Thursday night, after a day of watching blowing snow accumulate outside the office windows during the second day of our first major storm of the season, I got into my car to go home. I'd not ridden my Ural due to worsening road conditions and the fact that I wanted to attend a funeral at Fort Logan. That funeral, scheduled for Thursday, was delayed due to weather till Friday. I had even worn my good suit! OK, my only suit.
I took the E-470 slab home, avoiding most of the side roads I usually use to get home. They were covered in snow and ice and the slab was just wet. Easy choice. I went to tank up before heading home and found my right front tire riding low and almost out of air!
I tried to use the gas station's air pump but it was isolated by an expanse of snow, a good foot or more high, I could not get my car close enough to reach the hose.
I limped on home, in the snowy ruts of the neighborhood streets hoping to get to the garage and my own air compressor. Alas, it was not to be. Soon as Liesl's front end hit the piled up snow past the entrance of the cul-de-sac, she was sucked in and became well and truly stuck!
After several attempts to get moving, I gave up, walked to my garage. I changed into work clothes and fired up the snow blower to clear a path to my driveway:
Soon enough, I had a path cleared, and poor Liesl struggled out of her predicament and we made it up the driveway and into the garage. Not a moment too soon either as this was how her right front wheel looked once parked:
I let things melt off her while I went back out to finish clearing a path clear to the entrance of the cul-de-sac.
Once finished, I cleared off the remaining ice, jacked up the right front quarter of the car and examined the tire. It seemed undamaged, it had just popped off the bead of the wheel. Hoping against hope, I applied air from my compressor and presto the tire inflated and I heard the popping sound as the inner walls of the tire seated into the bead of the wheel.
I checked it this morning before I headed out on Natasha and the tire was still holding pressure! I did not trust it though and besides, had decided to ride Natasha anyways.
I left the house at 6am, and had the roads mostly to myself. The snowy ruts of the neighborhood streets had hardened to rock hard consistency and I bounced along all the way to the E-470 Gartrell on ramp. No pictures, it was just wet riding on the slab, both myself and the rig would end up coated with road spray liberally laced with magnesium chloride!
The last mile to work, after exiting on Peoria Street, was packed and icy snow covered road. I slid a bit onto Belford Avenue but recovered nicely from a frozen wheel rut which wanted to drag my front wheel off towards the left.

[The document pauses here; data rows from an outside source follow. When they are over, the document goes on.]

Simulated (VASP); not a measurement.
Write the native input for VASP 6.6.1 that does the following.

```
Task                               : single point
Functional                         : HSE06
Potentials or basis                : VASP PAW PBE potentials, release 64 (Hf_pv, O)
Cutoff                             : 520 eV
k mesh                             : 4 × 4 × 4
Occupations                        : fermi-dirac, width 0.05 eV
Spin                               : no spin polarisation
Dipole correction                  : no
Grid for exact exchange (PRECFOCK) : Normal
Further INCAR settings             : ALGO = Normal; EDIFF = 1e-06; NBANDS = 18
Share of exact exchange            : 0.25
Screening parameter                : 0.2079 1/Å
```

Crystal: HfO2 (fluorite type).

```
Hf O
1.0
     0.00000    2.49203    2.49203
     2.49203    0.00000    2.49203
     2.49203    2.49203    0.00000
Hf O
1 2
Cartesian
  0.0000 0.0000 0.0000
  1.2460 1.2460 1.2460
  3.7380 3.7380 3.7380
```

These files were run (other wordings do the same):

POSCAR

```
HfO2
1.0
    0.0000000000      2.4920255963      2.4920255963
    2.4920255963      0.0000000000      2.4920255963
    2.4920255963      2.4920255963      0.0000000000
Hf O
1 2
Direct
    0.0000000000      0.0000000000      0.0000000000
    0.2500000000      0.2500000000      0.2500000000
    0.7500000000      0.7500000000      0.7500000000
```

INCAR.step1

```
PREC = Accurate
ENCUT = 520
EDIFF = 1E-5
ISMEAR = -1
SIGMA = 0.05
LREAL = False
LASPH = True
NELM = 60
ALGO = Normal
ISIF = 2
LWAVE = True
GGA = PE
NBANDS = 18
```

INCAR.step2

I started the ride with temperatures in the low 20s and packed snow/icy roads. I would ride to the funeral with temperatures in the high 30s and melting slushy roads; and commute home in the low 40s and drying roads. Ya gotta love Colorado weather!
For her great performance on snow, I stopped at a car wash and sprayed all the road spray and magnesium chloride from Natasha. Dripping wet, we both rode home to a cul-de-sac where you could see the pavement, I expect most of the snow will be gone by Monday.